Code Engine: Create the Code Engine project

Following are the commands to create the Code Engine project. You can also create the project on the IBM Cloud UI:

# -------------------------------------------------------------------------------------
# Create code engine project
# -------------------------------------------------------------------------------------
# set code engine project name, replace with your project name
CODE_ENGINE_PROJECT_NAME=yytest

# list options with code-engine command / For help with code-engine command
ibmcloud code-engine project help

# List existing code engine project
ibmcloud code-engine project list

# To create a code engine project
ibmcloud code-engine project create -name $CODE_ENGINE_PROJECT_NAME

# To delete a code engine project, if needed
ibmcloud code-engine project delete -name $CODE_ENGINE_PROJECT_NAME

# select the code engine project as current project
ibmcloud code-engine project select --name $CODE_ENGINE_PROJECT_NAME

Code Engine: Set permissions

IBM Cloud Code Engine requires access to container registries to pull the container image for the job, or to build and store container images when the source code repository is provided. If your registry is public, you do not have to set up authorities to pull images. Note that although it is acceptable to pull images from a public registry while you are getting started with Code Engine, it is highly recommended to use a private registry for your enterprise workloads. We use IBM Cloud Container Registry in this demo; the service ID and API key are used to authorize Code Engine access to Container Registry.

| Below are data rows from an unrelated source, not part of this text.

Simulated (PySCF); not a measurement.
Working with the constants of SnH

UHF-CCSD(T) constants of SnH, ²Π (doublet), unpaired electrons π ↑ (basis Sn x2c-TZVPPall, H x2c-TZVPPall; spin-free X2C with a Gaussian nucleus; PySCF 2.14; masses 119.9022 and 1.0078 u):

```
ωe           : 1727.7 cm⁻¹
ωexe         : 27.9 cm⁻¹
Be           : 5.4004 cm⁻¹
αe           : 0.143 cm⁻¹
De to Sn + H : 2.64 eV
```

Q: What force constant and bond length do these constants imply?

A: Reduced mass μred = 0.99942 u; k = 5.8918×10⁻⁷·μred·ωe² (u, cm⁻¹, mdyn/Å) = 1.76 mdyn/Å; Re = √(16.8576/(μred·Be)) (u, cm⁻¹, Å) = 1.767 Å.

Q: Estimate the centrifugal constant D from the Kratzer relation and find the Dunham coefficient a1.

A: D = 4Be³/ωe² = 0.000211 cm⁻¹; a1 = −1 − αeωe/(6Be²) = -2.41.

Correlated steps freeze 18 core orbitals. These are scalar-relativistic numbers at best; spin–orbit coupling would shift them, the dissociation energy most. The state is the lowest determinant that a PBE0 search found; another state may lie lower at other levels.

Follow the steps in the IBM Cloud docs to authorize access to Container Registry with a service ID and create an API key. The docs also provide command line instructions if you prefer to use the CLI.

Authorize access to Container Registry

In this demo, the Code Engine job needs to access an Object Storage bucket and IBM Event Streams topic, so you must also grant permission to Object Storage and Event Streams to the service ID.

Provide access to Object Storage and Event Streams

Now the Code Engine project can be configured with the service ID created above. See Binding a service instance to a Code Engine app or job for details.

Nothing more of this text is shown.